I just spent an hour briskly walking along Torrance and Redondo Beach. It felt good being out on such a gorgeous day, breathing in fresh ocean air, and feeling the sunlight on my skin, not bothered by passersby. During my moments of peace, I thought about my life and how I want to live, this day forward. I’ve always believed that Love is for Life and that good, positive relationships are necessary to live a happy life.
Since my last entry, much has happened in my life. I now work a regular schedule at Tavern, in pastry – working during the day on weekdays and working the line (plating dessert) on weekends; I have been star struck at work many times, at the restaurant, and especially catering an Oscar party at the CAA president’s house; I have a much more modest yet powerful car; and I recently relocated near the ocean – for how long, I’m not sure.

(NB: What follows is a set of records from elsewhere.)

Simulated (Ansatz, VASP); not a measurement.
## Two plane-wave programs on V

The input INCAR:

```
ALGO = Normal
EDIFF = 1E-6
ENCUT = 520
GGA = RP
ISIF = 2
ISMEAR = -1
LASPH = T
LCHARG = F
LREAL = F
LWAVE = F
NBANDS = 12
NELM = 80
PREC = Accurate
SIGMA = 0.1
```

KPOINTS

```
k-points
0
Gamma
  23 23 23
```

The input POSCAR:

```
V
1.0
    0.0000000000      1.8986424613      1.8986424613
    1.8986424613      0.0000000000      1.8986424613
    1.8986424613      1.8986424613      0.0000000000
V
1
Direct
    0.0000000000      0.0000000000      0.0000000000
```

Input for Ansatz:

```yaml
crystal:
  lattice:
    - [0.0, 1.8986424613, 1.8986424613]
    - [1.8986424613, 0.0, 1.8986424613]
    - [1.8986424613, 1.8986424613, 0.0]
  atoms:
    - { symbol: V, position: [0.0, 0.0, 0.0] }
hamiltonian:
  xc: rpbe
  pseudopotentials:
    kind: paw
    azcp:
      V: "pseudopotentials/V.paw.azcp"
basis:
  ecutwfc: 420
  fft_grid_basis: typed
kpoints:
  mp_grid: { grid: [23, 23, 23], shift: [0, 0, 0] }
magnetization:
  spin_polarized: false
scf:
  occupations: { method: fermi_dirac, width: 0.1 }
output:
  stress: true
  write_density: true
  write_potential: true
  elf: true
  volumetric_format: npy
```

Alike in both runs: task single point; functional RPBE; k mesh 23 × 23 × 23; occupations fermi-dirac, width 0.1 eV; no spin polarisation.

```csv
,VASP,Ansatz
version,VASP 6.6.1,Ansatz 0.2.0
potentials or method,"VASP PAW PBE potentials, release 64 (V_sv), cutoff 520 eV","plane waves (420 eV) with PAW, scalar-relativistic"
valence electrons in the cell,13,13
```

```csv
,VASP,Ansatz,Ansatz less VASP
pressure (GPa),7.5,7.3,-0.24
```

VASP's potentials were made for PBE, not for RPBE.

Ever since I relocated, I’ve been trying to figure myself out. I want to love who I am more and live a happy and balanced life, so I can affect those around me more positively. Today, on my walk, I was thinking about what makes me happy. I’m most happy when I do things I enjoy most. I was thinking, if I could have, on occasion, my alone time to reflect and enjoy beautiful scenery, be surrounded by and/or in touch with those I love most in the world, cook and eat deliciously, work where I work today, write, stay physically active and fit, and make money at the same time, I would be a very happy person. Today, I have most of these things except for the money part.
Going into culinary school, I didn’t realize how much money I’d actually make starting off in the industry. My ultimate goal in the industry has been to open up my own shop, hopefully franchise it so I can eventually sell it. Some of my family members would be my partners/investors in the business. They’ve been watching me struggle financially, but they understand that working at the Tavern is a sacrifice I’m making for our future business – it truly is a great training ground. I’m working with and learning from the best and that’s what makes me happy about staying there. I am not going to start a business without the necessary skill and expertise. In February, Suzanne Goin asked me to stay at least a year, if given a position to work for one of her restaurants. I gave her my word and I don’t regret it. I’m reaping the benefits – I learned a ton from the Lucques staff in catering and in the savory side and I learn new things everyday at Tavern in pastry.
The only thing is, I had been relying on others to help me keep afloat, financially, and it’s taken its toll on my relationships. I need to be self-sufficient again. I need to make this work, stay with this job and be financially independent. I’ve been looking for a second job, waitressing at a restaurant or a bar, but I don’t really want to do that type of work – I’m afraid it will tire me out…plus, the last time I waitressed, in 2002, I got hit on by men all the time- I don’t need that right now. Ok, maybe I’m just making excuses.
Ideally, I’d want to have the morning shift at Tavern so I can do more Lucques Catering gigs, which happen on weekends in the evening. That would help me out a lot, since catering jobs pay much more and I could probably sell real estate (build capital) with such a schedule. Since the early morning shift is not available at this time, I need to do something today. But I want to do something I love and enjoy.
Breanne, our pastry chef, once asked me, “what do you like making most in pastry?..at home?”. I told her I love making tarts, not just any kind of tarts, fruit tarts. I think they are delightful, delicious, and fun to make – plus, my oldest sister told me those were the best fruit tarts she’s ever had. I believe her because she’s had a lot of experience eating pastries. But seriously, I have been told that I make a good fruit tart by those with the most discriminating taste.
If anything, one thing I have mastered is the mini fruit tart (which we served at my sister, Riva’s, Baby Shower tea party). Now, I am working on mastering the regular-sized fruit tart. I’m just about there.
During college, my best friend, Susan, introduced me to the best fruit tart ever. From Santa Cruz, she’d drive to a farm in Watsonville, where she’d pick up this masterpiece. I think I have the crust and filling down… I just need the ollalie (sp?) berries. I’m making a fruit tart this week for Susan and hopefully we’ll recreate what we loved best about the fruit tart we had up north.
So, where am I going with all this fruit tart talk? I have decided to specialize in fruit tarts in the Los Angeles area. Maybe I’ll get somewhere with this, maybe Wholefoods will pick up my fruit tart line. Maybe I’ll make tarts other than fruit tarts. But for now, as a side gig, I want to make fruit tarts, large and small. If interested, and if you’re in the Los Angeles area, I’m taking fruit tart orders today. Mini, bulk, 6-inch, 9-inch, 12-inch mixed fruit tarts. Please order 48 hours in advance. Email me if interested for pricing and delivery.
I’m going to get ready for another night at work. I’ll keep you updated with my fruit tart business and other food news.
I hope you enjoy your day! Bon Appetite!